Under the rules, no more than 20% of a bank’s new mortgage lending can go to owner occupiers with deposits of less than 20%. Meanwhile no more than 5% of a bank’s new mortgage lending can go to investors with deposits of less than 30%.
In February 2020, 10% of all new mortgage lending (owner occupier and investor) went to borrowers with deposits of less than 20%. Back in 2013, this portion sat at 25%.
LVR restrictions were designed to be temporarily employed to “lean against excessive credit cycles”, Bascand told interest.co.nz.
“We don’t have an excessive credit cycle right now. We’ve really got the opposite. We’ve got the risk that the economy is seriously in a severe downturn. Credit growth will be slowing.”
Helping banks 'soften the blow to the economy'
Bascand feared keeping the LVRs in place could prevent banks from deferring mortgage repayments, as this could tip them over their high-risk lending limits.
“I don’t think there are many [mortgage holders] in that circumstance, but for a small bank with not too many high LVR loans, they might not need many to breach the requirements,” Bascand said.
He recognised there had been a lot of interest in mortgage repayment deferrals, but couldn’t say how many of these were high LVRs.
The New Zealand Bankers’ Association’s members has provided 42,949 customers with mortgage repayment deferrals. The amount outstanding on these loans is $15.9 billion. Put in context, New Zealand banks wrote mortgages worth a total of $5.6 billion in February.
“We’re just really helping banks to soften the blow to the economy in the short-term by doing this [proposing to ditch LVR restrictions]. We’re not really at risk of rampant credit growth,” Bascand said.
He wasn't concerned scrapping the rules would particularly favour investors at the expense of first-home buyers.
“We think banks will be cautious. We think households in general will be a bit cautious because house prices are more likely to decline than to rise solidly in this environment. That probably deters investors. It’s not such a good time to invest if you think the asset prices are going to decline.”
Bascand believed there wasn't much point loosening LVRs, as the RBNZ has done in the past, saying these they would have to be eased quite a bit to have the intended effect. Accordingly he maintained the simplest solution is to just abandon them and review the situation in a year's time.
'I obviously worry about those tail risks in terms of how bad it could be in two years’ time'
Asked how concerned he was about New Zealand’s high household debt in general, Bascand said: “A number of households have a lot of debt and they are very exposed, particularly if they lose their jobs. You can get house price falls, but if you don’t have to sell your house, you could probably ride that out for a while. But if you lose your job, then paying your mortgage becomes a problem.
“We brought this [LVR] policy in to avoid those risks getting worse and… we think those risks have subsided. We’ve improved the stability of the system of the time. It’s safer than it was.

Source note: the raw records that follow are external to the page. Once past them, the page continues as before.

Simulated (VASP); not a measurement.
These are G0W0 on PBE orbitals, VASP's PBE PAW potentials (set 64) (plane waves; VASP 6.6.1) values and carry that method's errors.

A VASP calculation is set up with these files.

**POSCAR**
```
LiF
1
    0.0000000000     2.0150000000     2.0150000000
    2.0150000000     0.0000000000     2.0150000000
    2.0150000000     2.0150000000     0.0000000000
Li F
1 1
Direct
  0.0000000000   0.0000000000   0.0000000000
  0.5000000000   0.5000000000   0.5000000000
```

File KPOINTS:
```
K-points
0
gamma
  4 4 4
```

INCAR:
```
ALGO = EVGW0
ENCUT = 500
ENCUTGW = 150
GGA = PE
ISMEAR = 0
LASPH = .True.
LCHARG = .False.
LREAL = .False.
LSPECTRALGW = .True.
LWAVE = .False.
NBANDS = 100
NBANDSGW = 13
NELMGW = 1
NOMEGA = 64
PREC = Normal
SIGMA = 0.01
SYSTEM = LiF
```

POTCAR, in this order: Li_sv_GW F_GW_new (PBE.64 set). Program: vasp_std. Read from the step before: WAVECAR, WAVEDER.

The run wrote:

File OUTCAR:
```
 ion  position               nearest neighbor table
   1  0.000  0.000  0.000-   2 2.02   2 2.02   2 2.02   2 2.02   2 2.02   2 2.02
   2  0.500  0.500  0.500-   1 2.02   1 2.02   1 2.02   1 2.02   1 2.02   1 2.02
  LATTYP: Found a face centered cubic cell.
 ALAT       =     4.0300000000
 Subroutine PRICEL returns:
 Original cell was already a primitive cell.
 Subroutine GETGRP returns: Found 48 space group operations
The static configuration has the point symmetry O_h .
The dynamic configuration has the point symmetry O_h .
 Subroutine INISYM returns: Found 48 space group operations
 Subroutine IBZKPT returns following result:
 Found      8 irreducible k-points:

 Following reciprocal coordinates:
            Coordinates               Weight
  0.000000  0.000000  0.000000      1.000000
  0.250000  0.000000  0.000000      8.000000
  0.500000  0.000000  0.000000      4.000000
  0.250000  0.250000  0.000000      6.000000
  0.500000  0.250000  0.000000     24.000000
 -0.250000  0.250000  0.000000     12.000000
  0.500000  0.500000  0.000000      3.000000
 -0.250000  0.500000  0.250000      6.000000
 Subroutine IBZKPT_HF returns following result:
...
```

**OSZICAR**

“But I’m not so optimistic or delusional as to think there aren’t risks there. There are risks there if this becomes a long-term protracted downturn. That’s a scenario that’s not implausible.
“All the time we’re looking ahead and thinking, where will we be in 12 months, 18 months. Right now we’re fine in terms of the banking system, but I obviously worry about those tail risks in terms of how bad it could be in two years’ time.”